Have you ever dreamed? Of course you have. Have you ever wondered if those dreams will come true? What happened? Did all your dreams come true?
When we are little we envision what we will be when we grow up. We see ourselves "saving the world", 'becoming president", "bringing peace to the world." All day we are playing out these dreams with our friends building straw castles, chasing dragons and being saved by our knight in shining armor. We conquer the world, we have all the answers (really, all we have to do is share everything) and "if I were president that is just what I would tell people they would have to do". We preach to the entire forest and they all get saved and love God. In that same forest we marry ,with the forest as a witness ,and we live happily ever after. We close our eyes at night, snuggle under the covers and slip into the dreams that all come true. You can't help but smile as you listen to the dreams that children have, so fun, so innocent and so very real. They never question how that might happen, it just will, and all is right in their world.
As we get older, life seems to slip reality into those dreams and they get lost. The hurts of this world, the bad decisions we have made, the hurts we have inflicted, can take a toll on those wide eyed dreams and turn them into bitter disappointments. We keep putting one foot in front of the other hoping we will find hope, and yet it seems to elude us. Our dreams seem to be gone and hope of new dreams seem lost. We could allow the different broken dreams to lead us into that place of darkness and desolation or we can release all our dreams and hand them over to God.
And for most of us, somewhere in that world wind of decision making, we did find Jesus and do just that. Hand it all to God. The darkness that had surrounded us for so long, the emptiness and solitude we felt in our hearts is finally filled with light and a real knowledge of the one who loves us more than we can even know and understand. He came to save us from that world. How precious is that and overwhelming that love can be.
What an awesome love that God bestows on us. Our heart changes , our desires seem to change, we have new dreams and hope bursts new. We start walking down that path that leads to our mountain and it is beautiful. Nothing can stand in our way. But then, something does happen. What happens first?

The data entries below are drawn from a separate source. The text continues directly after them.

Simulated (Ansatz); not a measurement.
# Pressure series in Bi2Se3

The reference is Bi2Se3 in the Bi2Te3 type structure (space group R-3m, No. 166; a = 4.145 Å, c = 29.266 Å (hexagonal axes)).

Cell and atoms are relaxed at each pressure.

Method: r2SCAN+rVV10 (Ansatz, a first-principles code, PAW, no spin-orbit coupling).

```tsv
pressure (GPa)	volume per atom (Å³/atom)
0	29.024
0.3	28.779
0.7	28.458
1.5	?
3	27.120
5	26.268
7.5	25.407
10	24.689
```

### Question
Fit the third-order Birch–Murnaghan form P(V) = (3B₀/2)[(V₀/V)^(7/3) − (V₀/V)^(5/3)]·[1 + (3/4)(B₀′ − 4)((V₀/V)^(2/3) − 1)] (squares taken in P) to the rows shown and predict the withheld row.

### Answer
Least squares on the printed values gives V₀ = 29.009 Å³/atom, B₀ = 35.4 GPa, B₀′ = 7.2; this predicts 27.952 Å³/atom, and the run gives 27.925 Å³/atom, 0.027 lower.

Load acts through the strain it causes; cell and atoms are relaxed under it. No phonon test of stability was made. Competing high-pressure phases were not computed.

When God starts shining a light into your heart, it can really hurt. We might not recognize that the light is trying to shine at first. The situation seems so large and overwhelming. Maybe you married the man of your dreams to find that he is actually human. Maybe your not able to have children. Maybe you were college bound and got detoured because of a family crisis. Maybe some of your bad decisions had finally caught up with you and now instead of running you know you have to work them through. We run to the Bible and friends to get answers. We call our Pastor, our mentor, our Growth Group leaders, anyone that will listen. We want to do that right thing. We want to glorify God because we love him so much. But we are running so hard in other directions we neglect that true nature of the situation. Those circumstances, relationships, and hurts can be the catalyst to look at ourselves. To see inside our heart. I always say two things, "God is more interested in our character than our comfort" and "He loves us too much to leave us in the same place". Of course our first reaction is always to blame someone else or to look to someone else. We want to find the answer to fix the problem everywhere but inside us. That stubborn reaction happens all the time. But in reality, God wants us to look inside us first. To call into check our heart with him and with ourselves. Once we line up with him we can see our situation much more clearly. Yes, wise decisions are made in the wisdom of our mentors, pastors, teachers and Godly friends but, we first have the responsibility of taking it to God ourselves. Then seeking out help for the situation. Because sometimes trying to convey what is in your heart is hard. But if you take the time with God then He will help you articulate your problem so much better because His desire is for you to have the right answer.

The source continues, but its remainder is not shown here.